Protesters gather outside of Oak Park Mayor Anan Abu-Taleb's house on Tuesday evening. | Paul Goyette

 At least 100 protesters, most of them young people, gathered outside the home of Oak Park Mayor Anan Abu-Taleb on Tuesday evening to demand that the village commit to defunding the police in 2021.

While protestors chanted right outside of his front door, with roughly a dozen sitting on the steps leading to his porch, the mayor presided over a virtual meeting of the village board where a resolution calling for measures similar to what the protesters were demanding was the first item on the table.

“We want him to pass the Freedom to Thrive resolution today,” said Chloe Leach, a member of the Revolutionary Oak Park Youth League, or ROYAL, an organization formed last year by middle- and high-school students.

The resolution that was up for a vote, which was sponsored by Trustee Arti Walker-Peddakotla, was not the Freedom to Thrive resolution, but included proposals similar to what the activists were demanding.

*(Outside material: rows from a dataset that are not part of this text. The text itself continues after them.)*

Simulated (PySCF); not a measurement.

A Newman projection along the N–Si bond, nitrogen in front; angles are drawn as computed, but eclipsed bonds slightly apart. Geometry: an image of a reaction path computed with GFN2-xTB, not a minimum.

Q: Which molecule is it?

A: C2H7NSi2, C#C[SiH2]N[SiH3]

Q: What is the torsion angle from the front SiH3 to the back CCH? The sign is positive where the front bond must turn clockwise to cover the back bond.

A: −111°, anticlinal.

Freedom to Thrive Oak Park is an organization that was formed “in response to the Oak Park police racially profiling our Black and Latinx community members,” according to the organization’s website.

Walker-Peddakotla’s resolution called for decreasing the number of sworn police officers in the village over time and reallocating police funds toward social services.

By around 7 p.m., there were no uniformed police officers outside of the mayor’s home, although Oak Park Police Commander Shatonya Johnson, who was wearing plain clothes, talked with protestors gathered on the mayor’s porch.

A woman who lives across the street from the mayor confronted the protestors and asked them about their demands. She also criticized their tactics.

“I think they’re being very disrespectful by sitting on his porch,” said the woman, who declined to give her name.

“I understand their need to protest, but they can do it from the parkway back. I’m not asking them to leave,” she said. “As you can see, no one is calling the police and telling them to leave, because we understand their anger and protest, what I’m trying to understand is what they’re asking for. To just say, ‘Defund the police,’ what does that mean? That’s all I’m asking.”

Later in the evening, Police Chief LaDon Reynolds spoke briefly to some protesters raising concern about damage to property in Abu-Taleb’s back yard.

“It is perfectly legal to protest but not to destroy personal property,” he said. Reynolds then departed.

Makayla Pye, 16, a junior at OPRF and one of the organizers, said protesters were “upset and disappointed by the message” of the defund police resolution being defeated by the village board.

“We are trying to have a conversation with the mayor,” she said. “We have tried to set up meetings. But we can’t be complacent. They can’t ignore people who live here.”

Pye said officials have laughed at their efforts.

“I feel ignored. That my voice does not matter. Young people of color are criminalized by police and residents” in Oak Park, she said.

With a drum, bullhorn, amplifier and disco ball, the protesters, mostly students from OPRF, talked, danced and mingled. Some protesters, young and older, collected trash on the lawn and washed the front door window of the mayor’s house. And at 9:30 p.m., an organizer used the bullhorn to close out the protest.

“Thank you. We have let our voices be heard,” she said. “This won’t be the last time you hear from the youth of Oak Park. Have a safe time getting home.”